When Jesus discusses the cost of discipleship in Luke, who are the two kings at war and what do they symbolize?
Most of us are familiar with John 3:16 and its promise of salvation and eternal life for all who believe in Christ.
However, in Luke 14:27-33 there seems to be an implied distinction drawn between mere believers in Christ and the disciples of Christ.
27 Whoever does not bear his own cross and come after me cannot be my disciple. 28 For which of you, desiring to build a tower, does not first sit down and count the cost, whether he has enough to complete it? 29 Otherwise, when he has laid a foundation and is not able to finish, all who see it begin to mock him, 30 saying, ‘This man began to build and was not able to finish.’ 31 Or what king, going out to encounter another king in war, will not sit down first and deliberate whether he is able with ten thousand to meet him who comes against him with twenty thousand? 32 And if not, while the other is yet a great way off, he sends a delegation and asks for terms of peace. 33 So therefore, any one of you who does not renounce all that he has cannot be my disciple.

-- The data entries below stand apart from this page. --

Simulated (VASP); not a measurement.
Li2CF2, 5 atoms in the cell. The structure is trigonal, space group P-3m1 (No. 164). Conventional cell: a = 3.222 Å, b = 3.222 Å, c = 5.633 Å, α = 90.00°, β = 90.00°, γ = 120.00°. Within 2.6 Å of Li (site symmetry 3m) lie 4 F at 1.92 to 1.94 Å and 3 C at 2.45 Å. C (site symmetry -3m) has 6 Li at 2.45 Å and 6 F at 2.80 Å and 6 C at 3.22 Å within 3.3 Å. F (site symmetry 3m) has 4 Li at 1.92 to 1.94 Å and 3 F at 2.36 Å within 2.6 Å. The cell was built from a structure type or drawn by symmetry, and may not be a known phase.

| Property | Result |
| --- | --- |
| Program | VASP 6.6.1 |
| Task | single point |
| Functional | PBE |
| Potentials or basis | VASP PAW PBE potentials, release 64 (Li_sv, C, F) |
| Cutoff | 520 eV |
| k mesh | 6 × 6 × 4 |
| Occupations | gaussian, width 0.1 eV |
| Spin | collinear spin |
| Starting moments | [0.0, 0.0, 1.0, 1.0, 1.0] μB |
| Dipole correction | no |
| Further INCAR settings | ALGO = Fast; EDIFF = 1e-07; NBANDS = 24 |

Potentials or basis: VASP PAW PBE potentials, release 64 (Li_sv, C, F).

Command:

He makes it very clear that in order to be a disciple of Christ we must renounce the world, love God more than our family and our own life, and take up our cross, or in other words lay down our lives as Paul and many others have done so readily. These are high callings and surely not all who believe in Christ will measure up to these expectations. So there must be a distinction then between mere believers and disciples. Christ bids us assess whether we're really able to go the distance and lay down our lives and such before becoming a disciple of His. And as we all know even Peter faltered at such a demand to take up his cross… even when he swore that he would not deny the Christ… and he did it three times.
So if we “sit down to count the cost” and then choose not to be a disciple then Christ it seems that He is likening us to the king who "sends a delegation and asks for terms of peace" from the other king. But who is the second king that opposes us? In other words… who are we asking for terms of peace from? If we choose to be a disciple then we are obviously warring against the second king and choosing to go to war with him. However, if we choose not to be a disciple then we are choosing not to war against that second king and we are asking him for terms of peace to avoid war… which implies that we are willing to meet some of his terms for peace.
So who is the second king? I think in this parable the second king could possibly be God / the Trinity. We say to God… “I am not able to go the distance… please forgive me and have mercy on me for not being more dedicated to following in Christ’s footsteps.” But if we are warring against the second king, as is indicated in the parable, then why would we be warring against God if we choose to heed the call of discipleship? That doesn’t seem logical. It doesn’t add up. So is the second king perhaps some other spiritual force such as Satan or the powers of the world?
In the call to discipleship, God calls us to be a soldier for god against Satan or the powers of the world and we either heed the call or do not. So then according to this parable if we “count the cost” of our “tower” or the cost of our potential discipleship and decide that we cannot carry the burden then we must seek peace from that which we would otherwise be warring against. So is choosing not to be a disciple some kind of betrayal against God? If we plead with that which opposes God for terms of peace then are we asking the enemy for mercy? What are the second king’s terms for peace? Who are we raising the white flag to? It would appear based on the promise of John 3:16 that God still gives a grand reward to anyone who believes in Christ though.
Additionally, it could be interesting, when considering the high cost of discipleship, Christ’s message that his “yoke is easy and his burden is light.”